The statutory provisions authorizing the issuance of criminal complaints by justices (or clerks-magistrates), G. L. c. 218, §§ 35 and 35A, [Note 1] do not authorize a subsequent rehearing of the clerk-magistrate's finding. They provide only that "the person
against whom such complaint is made [with certain exceptions not here relevant], shall be given an opportunity to be heard in opposition to the issuance of process [based on such application]." G. L. c. 218, § 35A. We have had recent occasion to consider these provisions. In Bradford v. Knights, supra at 752-753, we concluded that judges of the BMC (and, by implication, of the District Court Department) have inherent authority to rehear denials of applications for criminal complaints by clerk-magistrates. We reached this result in the context of a complainant whose application for a complaint had been denied by a clerk-magistrate because such complainant lacks "further recourse." Id. at 753. We also stated: "If the person complained of believes that there was not probable cause to charge him with a crime, he may move to dismiss the complaint." Id. We now hold that the issuance of a complaint by a clerk-magistrate is not to be revisited by a further show cause hearing; the defendant's remedy is a motion to dismiss the complaint. The procedure to which we referred in the Bradford case, a motion to dismiss, is the appropriate and only way to challenge a finding of probable cause. After the issuance of a complaint, a motion to dismiss will lie for a failure to present sufficient evidence to the clerk-magistrate (or judge), see Commonwealth v. McCarthy, 385 Mass. 160 (1982), for a violation of the integrity of the proceeding, see Commonwealth v. O'Dell, 392 Mass. 445 (1984), or for any other challenge to the validity of the complaint.

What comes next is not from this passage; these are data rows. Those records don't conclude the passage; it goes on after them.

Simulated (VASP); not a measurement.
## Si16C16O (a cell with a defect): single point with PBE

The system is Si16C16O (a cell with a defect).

The defendant contends that Bradford v. Knights, supra at 752, recognized that a judge may reconsider a clerk's decision to issue a complaint: "The inherent power of a court in a timely and regular way, which violates no other provision of law, to rehear and reconsider its own determinations at its discretion has long been recognized." The Bradford case, however, was concerned with the opportunity for a complainant, whose application for complaint had been denied, to obtain some type of review of that decision in the absence of any mechanism of review, rehearing, or appeal. A defendant against whom a complaint is issued does not lack the opportunity for review of that decision. "[H]e may move to dismiss the complaint." Bradford v. Knights, supra at 753.
We fail to see any legal basis for the procedure followed in this case. Once a determination was made by the clerk-magistrate that probable cause existed for the issuance of the complaint, that stage of the proceedings ended. The complaint should have issued. Cf. commentary 1 to Standard 3:17 of the District Court Standards of Judicial Practice: The Complaint Procedure (1975) ("[T]he complainant need only present a statement of accusation which in the eyes of the magistrate is complete in terms of the elements of the crime and reasonably believable in terms of its allegations. Once the magistrate has satisfied himself on these two factors, process must issue"). [Note 2] Any alleged defect in the procedure before the clerk-magistrate (whether failure to permit testimony of a defense witness, interference with the proceeding by an unauthorized participant or other challenge) can only be remedied by means of a motion to dismiss after the issuance of the complaint.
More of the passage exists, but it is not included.